Asked today to identify the No. 1 threat to their businesses, the leaders of agencies and new technology companies differed a bit in their responses but overlapped on the issue of talent.
Beyond the prospect of tech players circumventing agencies to work directly with marketers, Benjamin Palmer, CEO of The Barbarian Group, said, “We have to stay ahead from a talent perspective.”
Echoing that concern, Magna Global CEO Tim Spengler noted that the commoditization of media agencies has driven down their fees, which in turn leaves less money to invest in new types of talent.

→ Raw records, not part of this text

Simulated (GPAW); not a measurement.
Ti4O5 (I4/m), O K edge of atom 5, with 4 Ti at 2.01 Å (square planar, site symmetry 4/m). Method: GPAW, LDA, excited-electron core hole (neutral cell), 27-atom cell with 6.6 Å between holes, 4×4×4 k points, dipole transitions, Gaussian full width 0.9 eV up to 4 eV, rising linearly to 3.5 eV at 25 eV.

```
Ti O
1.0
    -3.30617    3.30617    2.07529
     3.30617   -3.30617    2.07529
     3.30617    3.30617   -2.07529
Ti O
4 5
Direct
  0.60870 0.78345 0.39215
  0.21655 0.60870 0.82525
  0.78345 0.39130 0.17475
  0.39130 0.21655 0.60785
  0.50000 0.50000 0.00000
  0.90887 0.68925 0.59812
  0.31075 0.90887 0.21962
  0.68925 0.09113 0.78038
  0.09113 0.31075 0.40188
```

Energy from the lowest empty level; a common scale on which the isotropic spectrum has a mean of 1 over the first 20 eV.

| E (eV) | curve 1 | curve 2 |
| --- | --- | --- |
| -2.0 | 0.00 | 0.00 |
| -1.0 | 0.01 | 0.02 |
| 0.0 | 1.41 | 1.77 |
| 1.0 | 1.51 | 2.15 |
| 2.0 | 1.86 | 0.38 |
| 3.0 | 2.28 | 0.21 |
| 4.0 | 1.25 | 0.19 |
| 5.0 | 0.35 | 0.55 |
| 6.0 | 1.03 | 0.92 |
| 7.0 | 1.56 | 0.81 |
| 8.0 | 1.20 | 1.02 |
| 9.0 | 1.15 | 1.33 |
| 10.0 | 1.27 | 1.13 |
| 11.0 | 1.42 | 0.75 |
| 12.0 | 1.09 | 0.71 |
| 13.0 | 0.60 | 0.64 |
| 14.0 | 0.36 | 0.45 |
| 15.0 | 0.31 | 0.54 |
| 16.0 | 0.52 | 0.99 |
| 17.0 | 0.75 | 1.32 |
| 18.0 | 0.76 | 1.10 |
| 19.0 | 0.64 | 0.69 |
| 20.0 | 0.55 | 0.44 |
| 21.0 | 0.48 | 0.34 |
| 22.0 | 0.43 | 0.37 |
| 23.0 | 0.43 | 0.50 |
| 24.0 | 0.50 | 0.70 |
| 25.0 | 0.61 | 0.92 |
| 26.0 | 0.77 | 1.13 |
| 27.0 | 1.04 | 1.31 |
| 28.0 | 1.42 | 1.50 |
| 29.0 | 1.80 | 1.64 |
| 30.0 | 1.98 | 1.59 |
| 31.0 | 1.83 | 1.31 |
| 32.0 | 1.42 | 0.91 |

“That’s happening on the creative side as well,” said Durk Barnhill, the New York CEO of Saatchi & Saatchi. “A lot of our clients are saying, ‘Ok, so next year we’re going to take 25 percent of our budget and we’re going to dedicate that over to all things digital.’ But that [overall] pie still remains the same.
“So, to get the talent and the people in order to get that done, we have to switch out a lot of people in your agency and reinvent and transform your agency,” Barnhill added. “A lot of us are doing that and having to reinvest in that. But I think clients have to understand that all these things are going to be integrated, all the things have to be based on an idea and not the technology itself.”
The talent headache arose during an Advertising Week panel discussion led by Wired senior editor Cliff Kuang that also featured Mojiva CEO Dave Gwozdz and Heidi Browning, svp of strategic solutions at Pandora. On a more positive note, panelists identified key opportunities for growth.
Spengler asserted that complexity in the marketplace, in the form of big data and new technology, creates an opening for media agencies to help marketers better understand what’s going on and how to leverage it.
“You can lead clients through the complexity and what we’re trying to do … is tie our performance [in that realm] actually to our remuneration,” Spengler said.
Turning big data into smart data and then wrapping that in a big emotion is the carrot before Saatchi, according to Barnhill. In other words, use data to redefine your company’s core mission, as Pandora and Netflix have successfully done.
The broader trends of personalization and mobility represent ongoing avenues for growth at Pandora, Browning said. Palmer, meanwhile, simply covets the potential of certain brands going all in on mobile.
“Everybody is still kind of hedging a little bit, you know? Like, ‘We’re going to push on mobile but we’ll just like try out a bunch of things,’” Palmer said. “And I think it’s actually going to take a few big brands deciding to have entire mobile, digital experiences for the level of innovation to happen.”